Since independence in 1962, many Tutsi in Nyagatare were killed. In 1990, Tutsi in the area were imprisoned and some were killed, accused of being accomplices to the Rwanda Patriotic Front (RPF).


Many of those killed were dumped into the Muvumba River and some Tutsi also drowned trying to escape, or drowned themselves in desperation.

The school grounds of the Umutara Polytechnic (now the University of Rwanda Nyagatare Campus) were used as a military barracks where ex-FAR imprisoned Tutsi before killing them and dumping them into Muvumba.

The Nyagatare memorial today holds the remains of Tutsi recovered from the river.

Today’s event was hosted by Mayor Fred Sabit Atuhe and reflected on the events of the genocide in 1994 as well as the journey of unity and renewal in Nyagatare and Rwanda since.

The Flame of Remembrance was received from Gicumbi District by two 20-year-old students, Colombe Sugi and Dieudonne Mutaganda.

A children’s choir from St Leonard Primary School sung ‘Urumuri Rutazima’ (Never Ending Flame) to welcome the flame.

Genocide survivor Vital Ndayambaje gave his testimony and a message of unity was delivered by Donathile Mukabareka. A poem was ready by Innocent Gahenda and a song called ‘Akira Urumuri” was performed by Théogene Nzabatsinda.

The Kwibuka Flame of Remembrance symbolises remembrance as well as the resilience and courage of Rwandans over the past twenty years.

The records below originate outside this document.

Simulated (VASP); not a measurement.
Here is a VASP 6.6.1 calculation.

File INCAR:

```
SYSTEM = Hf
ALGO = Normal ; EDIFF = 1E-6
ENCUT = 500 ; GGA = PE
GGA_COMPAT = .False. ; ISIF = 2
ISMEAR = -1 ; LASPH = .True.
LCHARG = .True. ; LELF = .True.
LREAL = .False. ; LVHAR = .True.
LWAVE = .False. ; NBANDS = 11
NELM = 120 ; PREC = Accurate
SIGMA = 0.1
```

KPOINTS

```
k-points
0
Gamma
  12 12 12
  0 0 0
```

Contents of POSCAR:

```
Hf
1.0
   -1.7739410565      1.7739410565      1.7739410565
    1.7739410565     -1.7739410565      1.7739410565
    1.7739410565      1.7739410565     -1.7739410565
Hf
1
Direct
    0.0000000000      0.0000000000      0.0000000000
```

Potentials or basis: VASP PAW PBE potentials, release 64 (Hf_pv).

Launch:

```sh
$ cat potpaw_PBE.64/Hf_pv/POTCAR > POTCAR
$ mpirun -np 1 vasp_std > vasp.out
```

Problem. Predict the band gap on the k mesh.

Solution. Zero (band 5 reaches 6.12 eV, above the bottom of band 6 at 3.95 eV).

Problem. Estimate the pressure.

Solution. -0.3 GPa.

Carried in a simple lamp, it will be used to light other lamps in communities around Rwanda. To mark twenty years since the 1994 Genocide against the Tutsi in Rwanda, all memorial fires throughout the country will stem from this single Kwibuka Flame.

On returning to Kigali, President Paul Kagame will use the Kwibuka Flame of Remembrance to light the National Flame of Mourning on April 7.

The flame will also be the source of the fire used at the candlelit vigil at Amahoro Stadium on the evening of 7 April 2014.